The survey consisted of 30-minute online interviews conducted between November 1st and November 28th, 2022. The online survey sampled more than 32,000 respondents across 28 countries.
For the most part, survey participants wanted more societal engagement from business, especially on issues such as climate change, economic inequality, energy shortages and healthcare access, although they recognized the risk of politicization. Among participants, 48% thought it possible for a business to address societal issues without politicization, advocating that business be a trustworthy source of information (46%), base its actions on science (43%), avoid alignment with one political party (39%), be consistent on values over time (36%) and link actions to staying competitive (33%). In the survey, 89% expected CEOs to take a stand on treatment of employees, 82% on climate change, 80% on discrimination, 77% on the wealth gap and 72% on immigration. However, most thought that the best societal outcomes would result from business working in partnership with government.

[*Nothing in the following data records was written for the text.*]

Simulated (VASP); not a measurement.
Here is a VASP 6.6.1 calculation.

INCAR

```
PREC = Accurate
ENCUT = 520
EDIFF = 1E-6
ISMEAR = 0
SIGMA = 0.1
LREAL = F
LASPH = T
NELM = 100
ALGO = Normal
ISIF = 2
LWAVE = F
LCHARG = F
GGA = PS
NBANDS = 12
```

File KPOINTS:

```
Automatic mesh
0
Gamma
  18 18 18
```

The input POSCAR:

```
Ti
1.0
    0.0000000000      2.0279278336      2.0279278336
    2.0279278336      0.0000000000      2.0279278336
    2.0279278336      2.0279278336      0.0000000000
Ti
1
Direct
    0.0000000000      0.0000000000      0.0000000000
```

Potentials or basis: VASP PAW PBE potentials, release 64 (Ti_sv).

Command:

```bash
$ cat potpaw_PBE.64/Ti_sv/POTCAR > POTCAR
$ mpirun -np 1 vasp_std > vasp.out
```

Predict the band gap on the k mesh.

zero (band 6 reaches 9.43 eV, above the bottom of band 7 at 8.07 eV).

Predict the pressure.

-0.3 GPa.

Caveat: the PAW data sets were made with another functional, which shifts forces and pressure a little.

A substantial percentage believe that CEOs have a role to play in improving “economic optimism,” including by paying a fair wage (84%), ensuring that their home communities are safe and thriving (79%), paying fair corporate taxes (78%) and retraining employees (78%).
A large proportion of participants believe that CEOs have obligations in terms of holding divisive forces accountable: 72% believe that CEOs should “defend facts and expose questionable science used to justify bad social policy”; 71% indicated that CEOs should “pull advertising money from platforms that spread misinformation”; and 64% said that business “could strengthen the social fabric if they support politicians and media that build consensus and cooperation.” In addition, 68% (63% in the US only) advocated that business fight division by helping to create a shared identity using the power of the company’s brands.
Edelman advocates that, as the most trusted institution, business must continue to lead; business “holds the mantle of greater expectation and responsibility. Leverage your comparative advantage to inform debate and deliver solutions across climate, diversity and inclusion, and skill training.” Business should also seek to build consensus and collaborate with government “on policies and standards to deliver results that push us toward a more just, secure, and thriving society.” Because “a grim economic view is both a driver and outcome of polarization,” Edelman advises that business should “invest in fair compensation, training, and local communities to address the mass-class divide and the cycle of polarization.” Finally, business should not ignore its “essential role…in the information ecosystem” and should be “a source of reliable information, promote civil discourse, and hold false information sources accountable through corrective messaging, reinvestment, and other action.”
In the article, Edelman suggests that, to retain its position as a trusted institution, business “can take steps to respond to today’s volatile world, such as pursuing rational policy and promoting civil discourse.” To that end, Edelman advocates that business:
“1 – Push back against polarization in pursuit of rational policies. It’s unrealistic for CEOs to not engage in public policy issues that affect their businesses. After all, business operates best in stable, functioning societies. If leaders want to achieve more rational public policy, they must engage and stand against political extremes. They should not try to assuage either side. The model of moderation, adherence to strategy, mindfulness of long-term trends—social, technological, economic, environmental—offer a powerful benefit to society.
2 – Work across institutions to forge pragmatic solutions. CEOs should use their convening power to bring NGOs, government leaders and others together to prompt rational dialogue and urge pragmatic solutions on issues like reskilling workers, combating climate change and addressing inequality. To effect meaningful change, all institutions must work collaboratively to find common ground and foster progress.
3 – Promote civil discourse by first engaging employees. CEOs should ignite a more balanced conversation, starting inside their own companies. Employees want to be heard, so involve them. Move beyond episodic employee surveys and create a continuous listening system to understand their sentiment on critical issues more fully. Make the workplace a safe place for employees to engage with leaders, and one another, to drive dialogue and better inform the company’s stance on societal issues.
4 – Distribute trustworthy information. Raise the integrity of your content by ensuring what you distribute is balanced, based on sound science and accurate facts. Business can also prevent the spread of disinformation by not using platforms that propagate misinformation and sow discord.”